Title: The Other Blue Planet!

Organization: Speak Easy Narration

Linkhttp://speakeasynarration.com ; http://www.unawe.org/kids/unawe1348/

Description: Space scoop, news for children. Imagine you’re in a spaceship, looking for a new world to settle down in. You see a planet in the distance and it’s a beautiful blue colour, just like Earth when it’s seen from space.

Bio: Pamela Quevillon is a voice actress who most often lends her voice to science and science fiction content. You can find her work on the “Escape Pod” and “365 Days of Astronomy”, as well as on her site

Today’s sponsor: This episode of “365 Days of Astronomy” is sponsored by — David Wallace Witmore

Transcript:

Hello and welcome to Space Scoop, a product of “Universe Awareness.” Our goal is to inspire every child with out wonderful cosmos.

Today we bring you a double feature, discussing an alien world that has been described as both the other blue planet and as a Great Ball of fire!

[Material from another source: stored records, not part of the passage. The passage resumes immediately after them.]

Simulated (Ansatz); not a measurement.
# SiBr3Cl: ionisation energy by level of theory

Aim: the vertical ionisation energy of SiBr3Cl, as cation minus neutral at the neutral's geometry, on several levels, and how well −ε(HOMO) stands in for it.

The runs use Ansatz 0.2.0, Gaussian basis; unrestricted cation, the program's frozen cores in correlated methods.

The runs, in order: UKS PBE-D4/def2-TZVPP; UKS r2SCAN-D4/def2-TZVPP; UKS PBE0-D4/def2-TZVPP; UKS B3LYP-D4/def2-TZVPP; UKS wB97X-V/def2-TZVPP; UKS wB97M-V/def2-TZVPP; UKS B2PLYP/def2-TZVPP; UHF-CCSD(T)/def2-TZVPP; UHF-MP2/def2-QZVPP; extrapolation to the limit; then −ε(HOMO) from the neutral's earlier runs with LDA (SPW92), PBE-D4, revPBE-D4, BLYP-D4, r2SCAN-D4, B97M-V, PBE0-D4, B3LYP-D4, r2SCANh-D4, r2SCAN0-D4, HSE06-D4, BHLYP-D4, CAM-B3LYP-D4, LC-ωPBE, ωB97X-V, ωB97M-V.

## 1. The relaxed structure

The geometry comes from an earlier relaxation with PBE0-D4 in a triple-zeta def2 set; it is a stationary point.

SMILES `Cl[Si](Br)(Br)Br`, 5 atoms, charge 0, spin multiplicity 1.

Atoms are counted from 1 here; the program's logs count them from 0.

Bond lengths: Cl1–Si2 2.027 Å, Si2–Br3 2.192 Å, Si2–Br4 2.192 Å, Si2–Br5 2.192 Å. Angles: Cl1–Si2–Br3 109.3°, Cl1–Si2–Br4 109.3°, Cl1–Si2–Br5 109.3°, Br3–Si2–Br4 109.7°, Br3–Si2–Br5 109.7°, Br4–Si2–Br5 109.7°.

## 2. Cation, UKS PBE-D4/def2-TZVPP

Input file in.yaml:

The Other Blue Planet & Goodness Gracious, Great Ball of Fire!

The Deep Blue Planet. Credit: ESA

The Deep Blue Planet. Credit: ESA

Earth is known as the ‘blue planet’ because of the vast oceans that cover two-thirds of its surface. When seen from space, our world looks like a pale blue dot. You might even have seen either the picture of Earth taken in 1990 by the Voyager 1 spacecraft or the July 19 image taken from the Cassini Space Craft. Now, for the first time ever, astronomers have uncovered the colour of a planet orbiting a distant star—and it’s blue, too!

Imagine you’re in a spaceship, looking for a new world to settle down in. You see a planet in the distance and it’s a beautiful blue colour, just like Earth when it’s seen from space. This planet is called HD 189733, and it is the first planet outside of our own Solar System that we’ve worked out the colour of!

As of today, 925 planets have been discovered orbiting around other stars in our Galaxy. But they’re very small and dim, so it’s not very often that we can actually see the planets. Most of the time we have to detect them using nifty tricks instead. One method is called the ‘Transit Method’. We point our telescope at a star, and wait to see if it gets any dimmer. If the star does get dimmer, it means that a planet is passing in front of it and blocking some of the light. With HD 189733, astronomers have looked at the system using the Chandra X-ray Telescope to find the dip in the amount of X-rays when the planet passes in front of the star.

The blue color of HD 189733 is where its similarities with Earth ends. The new world, or the ‘deep blue dot’, is an enormous gas giant, similar in size to Jupiter, the largest planet in our Solar System. It orbits very close to its star. It takes Earth 365 days to orbit our Sun once, but it only takes this planet 2.2 days! In fact, it’s so close to its star that temperatures in its atmosphere reaches over 1000°C! No amount of sun lotion or ice cream would make this a nice place to visit! You might wonder how blue oceans can survive in this extreme environment. Well, unlike Earth, it isn’t water that gives this world its lush blue colour. Its atmosphere is filled with something similar to glass particles, called ‘silicates’, which sparkle blue.

To make the environment there even less like Earth’s, it rains glass on this planet! And the glassy rain comes down in sideways torrents, blown by howling winds moving at 7000 km per hour! While the words ‘pale blue dot’ make us think of calm, tropical waters and light summer rain, this ‘deep blue dot’ is all sharp, raging storms and boiling heat. The boiling heat of its parent star is roasting away huge amounts of the planet’s air – up to 600 million kilograms every second!

Cool Fact
It turns out that HD 189733 has company! Astronomers have spotted a faint red star orbiting the parent star of HD 189733. You can see it at the bottom right of the picture. It takes about 3,200 years for this little star to complete one orbit — it’s like the planet’s slow-moving big brother!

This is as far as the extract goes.